While quickly backreading through previous assembly votes, I passed upon Amendment to the Regional Officers Act, which removes Delegate authority to control Regional Officer positions. In a similar vein, the Regional Communications Act gives the Delegate authority to control gameside mass communications. Like the Regional Officers Act, this assignment of gameside powers to the Delegate was written under an older government system with a more powerful Delegate and less powerful Prime Minister than what we have today, before the Prime Minister could delegate Regional Officer positions. This amendment reforms section 2(4), 2(5), and 3 of the Regional Communications Act.
2. Mass Communication
[…]
(4) The Prime MinisterDelegate may, at their discretion, enact further restrictions, guidelines, or approval processes on the use of mass communications.
(5) The Council on Regional Security may temporarily suspend the provisions contained herein or remove the mass communications powers of a regional officerfor themselves or any duly chosen surrogates for the purposes of regional security.
3. Infractions
(1) Infractions may be brought before the High Court in a court case. For the duration of the court proceedings, the Delegate may suspend the mass communication capabilities of the accused.
I’ll direct you to something I said a little ago:
The Delegate is an elected ceremonial head of state with absolute in-game power, but very limited legal power. The Prime Minister is the head of government and leads the cabinet, while they have less in-game power than the Delegate but much more legal power.
That’s basically the crux of how our head of state and head of government function.
The Delegate holds all in-game power but their role is quite ceremonial. This is actually a really sensible repeal as we repealed a similar idea in another act, and this was a contradiction needing to be fixed.
If that is even the case (which afaik I don’t think it is), then shouldn’t we align this amendment to fit better with the other de jure powers, which would be for Prime Minister?
Still against for the reasons in the previous amendment.
Actually, it’s the very same system. Just to state the record correctly.
At the very least, if any changes are going to be made, let’s make sure the High Court has the power to order the Delegate to suspend an RO in a case involving the abuse of the RO’s powers.
The CRS is a much more appropriate body than the High Court for this. Not to say that the High Court can’t remove or restrict someone’s RO powers through a court decision, but in the kinds of cases I interpret the removing ROs section of the Regional Officers Act as originally being written for the CRS is a more appropriate body for swift action.

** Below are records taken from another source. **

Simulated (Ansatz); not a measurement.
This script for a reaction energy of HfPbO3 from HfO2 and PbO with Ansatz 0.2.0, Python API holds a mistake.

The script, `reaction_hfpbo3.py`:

It actually strikes me as a bit odd that we have to explicitly state that “Infractions may be brought before the High Court in a court case.” I don’t think it’s actually super clear what kind of court case that’s meant to be — it sort of matches the definition of a review request, except those are limited in the Judiciary Act to matters of “the Charter or any other constitutional law” and the Regional Communications Act is not a constitutional law. I guess it could also be a criminal trial for corruption in some cases, but I feel like it is entirely possible for someone to send a mass communication that is, say, not respectful but also not criminal.
That said, I think the CRS is a reasonable institution to be able to suspend communications powers for the purposes of regional security — i.e. we can expand 2(5) to include all regional officers — but I’m not really sure that a regional security body is the best fit for determining when mass communications are not “respectful” or “honest”.
I’ve assumed that “infractions” was referring to Curlyhoward v. Kris Kringle-type corruption cases, but the law as currently written is unclear. I’ve cleared that up, while expanding 2(5) to include all regional officers.
I always wonder, when I see phrases similar to this in our laws, what is the necessity? Doesn’t the High Court, by the Charter, already have the power to conduct criminal trails?
Agreed, Section 3 of the Regional Communications Act is pretty much entirely redundant since Section 3(2) of the Judiciary Act allows for temporary injunctions, which can include the suspension of an RO’s communications powers. Removing Section 3 entirely would be better.
Regional Officers are anyone who has regional officer powers in the on-site region (currently the WA Delegate, Prime Minister, the Ministers of Culture and Integration, the OWL Director, 4 RMB Moderators, 3 CRS Members, and the Pollmaster), so both the Delegate and PM count as regional officers.